It is compulsory to file a return, comply and get your financial statements audited with the Ministry of Corporate Affairs every financial year. We offer attractive packages for annual compliance.
All Private Limited companies in India are governed by the Ministry of Corporate Affairs (MCA) under the Companies Act, 2013. According to this act, every company, post incorporation, has to fulfil some, mandatory legal obligations. The compliance requirements are complex with each falling on different due dates and failing to meet them in a timely manner can greatly impact a company.
This may include paying heavy penalties (up to Rs. 1 lakh a year) or the companies and their directors getting blacklisted for a short period of time.

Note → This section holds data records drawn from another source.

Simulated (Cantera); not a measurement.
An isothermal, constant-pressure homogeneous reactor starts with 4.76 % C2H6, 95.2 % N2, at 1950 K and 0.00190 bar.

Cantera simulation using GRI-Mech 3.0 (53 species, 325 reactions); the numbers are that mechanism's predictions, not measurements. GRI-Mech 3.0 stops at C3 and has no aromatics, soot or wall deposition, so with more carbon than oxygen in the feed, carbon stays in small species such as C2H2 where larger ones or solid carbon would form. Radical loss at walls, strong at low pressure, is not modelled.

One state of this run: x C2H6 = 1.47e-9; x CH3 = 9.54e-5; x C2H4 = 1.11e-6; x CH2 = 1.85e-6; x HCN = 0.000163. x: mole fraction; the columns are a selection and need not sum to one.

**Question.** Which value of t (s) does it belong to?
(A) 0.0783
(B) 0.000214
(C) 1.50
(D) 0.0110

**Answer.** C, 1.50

You should maintain a public record which consists of the company’s information which is called as the annual returns of the company, which will be available in the Companies Register. Every year, you are supposed to update the annual return companies regularly.
Following are the mandatory compliances that private limited companies have to fulfil. At Vakilsearch our expert Chartered Accountants, Accounting & Taxation professionals and Company Secretaries will take care of all your compliance requirements. We offer the best-in-class legal consultation for your company. Our team will cover the following compliance requirements as mandated by the Ministry of Corporate Affairs.
The first meeting has to be conducted within 30 days of incorporating a business after which four meetings shall be held every quarter in a calendar year. There should not be more than 120 days of gap between two consecutive meetings.
Every company needs to file its minutes of the meeting and it shall be preserved permanently to add value in case of any dispute. The Meeting Minutes will be maintained at the Registered Office.
The company is required to issue share certificate to the subscribers of memorandum within 60 days of incorporation.
In the first Board Meeting, all the Directors are required to give disclosure about their interest in other business entity.
This has to be done upon registration of the company. Form INC 20A mandatorily needs to be filed within 180 days from incorporation.
A company shall conduct at least one AGM each year. The first Annual General Meeting shall be held within nine months from the closing of the first financial year of the company. In other cases, it shall be within six months from the closing of the financial year.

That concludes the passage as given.